This Python script supports contacting any SMTP server, whether local or remote. For ease of use, I have included Gmail's SMTP server, and it should work, provided you give the scripts the correct Gmail credentials. The script uses the functions provided to send mail in smtplib. This again demonstrates the power of using Python at this level. Something like SMTP interaction is easy and readable in Python. Equivalent shell scripts are messy, and such libraries are not as easily accessible, if they exist at all.

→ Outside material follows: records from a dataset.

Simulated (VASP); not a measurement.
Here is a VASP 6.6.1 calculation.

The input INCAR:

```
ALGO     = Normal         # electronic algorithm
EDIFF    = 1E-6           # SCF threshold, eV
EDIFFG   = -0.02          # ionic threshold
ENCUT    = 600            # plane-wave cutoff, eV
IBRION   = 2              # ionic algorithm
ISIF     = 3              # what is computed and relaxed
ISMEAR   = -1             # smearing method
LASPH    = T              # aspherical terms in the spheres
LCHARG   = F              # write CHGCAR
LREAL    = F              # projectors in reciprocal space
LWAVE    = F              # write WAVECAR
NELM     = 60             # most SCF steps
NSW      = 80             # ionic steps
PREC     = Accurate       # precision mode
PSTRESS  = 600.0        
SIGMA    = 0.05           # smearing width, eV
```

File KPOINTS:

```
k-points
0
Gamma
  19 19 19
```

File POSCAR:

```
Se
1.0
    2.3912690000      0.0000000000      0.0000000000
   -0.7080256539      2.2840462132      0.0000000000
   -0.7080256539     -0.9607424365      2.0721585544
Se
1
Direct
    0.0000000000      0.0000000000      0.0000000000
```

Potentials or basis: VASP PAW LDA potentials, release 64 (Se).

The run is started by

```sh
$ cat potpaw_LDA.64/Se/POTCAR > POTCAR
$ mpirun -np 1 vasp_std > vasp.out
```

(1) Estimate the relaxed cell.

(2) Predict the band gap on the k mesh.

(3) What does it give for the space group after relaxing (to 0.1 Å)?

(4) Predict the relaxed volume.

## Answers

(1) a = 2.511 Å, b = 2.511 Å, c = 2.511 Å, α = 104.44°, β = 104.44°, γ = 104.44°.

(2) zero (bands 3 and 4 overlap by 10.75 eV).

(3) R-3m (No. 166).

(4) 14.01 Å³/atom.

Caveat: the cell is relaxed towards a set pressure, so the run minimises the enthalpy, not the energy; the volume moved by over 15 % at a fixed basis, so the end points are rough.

In order to send the e-mails to the top ten users sorted by comment frequency, first you must isolate only the e-mail column of the output of column names. To isolate a certain column in Linux, you use the cut command. In the example below, the commands are given in two separate chains. For ease of use, I wrote the output into a temporary file, which can be loaded into the second chain. This simply makes the process more readable (the Python script for sending mail is referred to as sendemail.py):


$ cat emailcomments.csv | python csvcolumn.py | 
 ↪python namescount.py | sort -rn > /tmp/comment_freq
$ cat /tmp/comment_freq | head -n 10 | cut -f2 | 
 ↪python sendemail.py

This shows the real power of Python as a utility in a chain of bash commands such as this. Writing scripts that accept input from standard input and write any data out to standard out, allows the developer to chain commands such as these together quickly and easily with a link in the chain often being a Python program. This philosophy of designing a small application that services one purpose fits nicely with the flow of commands being used here.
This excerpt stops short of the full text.